UTS: Communication: Cultural Studies
Credit points: 8 cp
Result Type: Grade, no marks

Handbook description

This subject engages students in critical examination, discussion and reflection on some of the key ideas and intellectual movements in world history and how these inform current social, cultural, economic and political thought and practice. In particular, it explores how ideas and worldviews frame and influence communication socially, culturally and politically. Students explore non-Western as well as Western ideas and viewpoints and ways of understanding human history including those ideas and intellectual traditions attached to the categories of the 'modern' and modernity, the 'post-modern' and post-modernity and 'tradition' – culture, custom and community. These are examined through various themes from multiple cultural perspectives and activities which include those based in museums and other sites where ideas and their histories are represented.

Subject objectives/outcomes

At the completion of this subject, students are expected to be able to:

  1. compare key ideas in social, political and economic movements to contemporary situations
  2. understanding a piece of writing in relation to intellectual history to determine the context of an author's work
  3. organise relationships between dominant and subordinate ideas into a coherent essay structure
  4. judge the merits of written work based on specified criteria
  5. produce a collection of essays at a publishable standard of scholarship

Contribution to graduate profile

This subject makes a major contribution to the students' capacity to think analytically, using key concepts in the social sciences and humanities, to evaluate their own work and manage projects. It also makes a contribution to their capacity to respect a plurality of perspectives.

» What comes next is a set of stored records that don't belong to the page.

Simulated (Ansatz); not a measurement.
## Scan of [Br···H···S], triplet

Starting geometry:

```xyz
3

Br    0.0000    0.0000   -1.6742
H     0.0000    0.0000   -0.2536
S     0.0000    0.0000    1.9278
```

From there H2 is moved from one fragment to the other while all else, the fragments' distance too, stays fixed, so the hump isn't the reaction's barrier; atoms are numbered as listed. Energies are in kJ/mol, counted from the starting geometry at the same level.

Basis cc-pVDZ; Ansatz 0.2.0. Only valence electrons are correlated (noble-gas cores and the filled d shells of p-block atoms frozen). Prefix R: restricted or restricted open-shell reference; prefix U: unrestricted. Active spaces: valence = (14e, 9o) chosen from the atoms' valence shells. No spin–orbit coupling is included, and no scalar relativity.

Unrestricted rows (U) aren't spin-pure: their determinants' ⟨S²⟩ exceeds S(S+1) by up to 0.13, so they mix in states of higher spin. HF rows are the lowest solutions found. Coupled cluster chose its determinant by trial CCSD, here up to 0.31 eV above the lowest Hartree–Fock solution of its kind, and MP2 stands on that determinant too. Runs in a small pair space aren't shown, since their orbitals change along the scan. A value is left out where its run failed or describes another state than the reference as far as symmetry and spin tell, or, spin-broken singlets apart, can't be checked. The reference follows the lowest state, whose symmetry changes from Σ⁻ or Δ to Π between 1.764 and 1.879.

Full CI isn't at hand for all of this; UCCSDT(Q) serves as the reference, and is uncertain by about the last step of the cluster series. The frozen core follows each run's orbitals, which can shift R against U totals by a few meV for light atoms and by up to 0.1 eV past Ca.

Teaching and learning strategies

The overall outcome of this subject is to introduce students to ideas and how they have been constructed in history. It has a concurrent aim of developing students thinking and writing skills, particularly in persuading an audience to merit of the position being adopted.

This subject consists of a weekly lecture and tutorial.

Lectures introduce students to key concepts and their historical development while in tutorials students evaluate intellectual movements, their theoretical and empirical claims through activities designed to promote discussion and analysis.

Tutorials will also involve students in analysing texts, developing evaluation criteria and practicing turning cultural institutions and sites into epistemological and ontological problems.

Content

This subject organises a diverse range of ideas in world history under the now familiar rubrics within the social sciences and humanities – 'the modern and modernity'; 'the postmodern and postmodernity'; and the idea of 'tradition, culture, custom and community' – to simultaneously interrogate and problematise the multiple manifestations of those ideas. Key ideas and the practices and institutions associated with these will include: modernity and enlightenment (e.g., reason, progress, the self/individual, liberalism, feminism) modernity and decadence (e.g., Marxism, fascism, scientism and anti-science, Freud and Fanon); modernity and modernism (e.g.; the city/metropolis, the colony, radicalism and the avant-garde, conformism and utility); postmodernism and postmodernity (e.g., immanent critique, the meaning of 'post' , the postmodern subject – cyborgs, matrices and the non-human, postmodern politics, consumption, 'finite history' and history as narrative); the ideas of custom, tradition, culture and community (e.g., tradition and clan, family, tribe, nation, state and nationalism, memory and culture, religion and value).

Assessment

Assessment item 1: Peer Review of Journal Article Proposal

Objective(s): b, c, d
Weighting: 20%
Task: Working in peer review panels of three, each student writes a blind peer review of two draft essays.
Assessment criteria:
  • Balance between negative and positive feedback
  • Incisiveness of analysis
  • Pertinence of examples
  • Persuasiveness of argument
  • Timeliness of response
  • Usefulness of comments

Assessment item 2: Journal Article

Objective(s): a, b, c, d
Weighting: 50%
Task: Each student produces a print-ready final draft of their article.
Assessment criteria:
  • Accuracy of descriptive review
  • Coverage of literature
  • Incisiveness of analysis
  • Integration of review feedback
  • Pertinence of examples
  • Persuasiveness of argument
  • Relevance to subject themes
  • Structure
  • Style

Assessment item 3: Publication Production

Objective(s): c, d, e
Weighting: 30%
Task: Students work in production teams with each team member taking a specific role in bringing their team's journal to final production. Production roles to be covered as follows: editor, online formatter, online indexer, proof reader; copyright checker.
Assessment criteria:
  • Accuracy of formatting
  • Absence of inconsistencies and plagiarism
  • Contribution to assigned role
  • Synthesis of articles
  • Timely submission of copy

Minimum requirements

Students must present an expression of interest to publish a journal article by Week 3. In the expression of interest students will outline how they intend to research the idea, its history and current manifestation at the site, the argument they will be adopting, how the argument will structured and the evidence they will draw on to support their argument.

Students must submit a draft essay by week 7. Students who do not submit an EOI and draft essay to their tutors will be ineligible to have their assignments assessed.

Attendance is important in this subject because it is based on a collaborative approach which involves essential workshopping and interchange of ideas with other students and the tutor.

Students who fail to attend 85% of classes may be refused permission to have their final assessment item assessed (see Rule 3.8). An attendance roll will be taken at each class. Where possible, students should advise the tutor in a timely manner if they are unable to attend.

Indicative references

Asad, T. 2003, Formations of the Secular: Christianity, Islam and Modernity, Stanford University Press, Stanford, California.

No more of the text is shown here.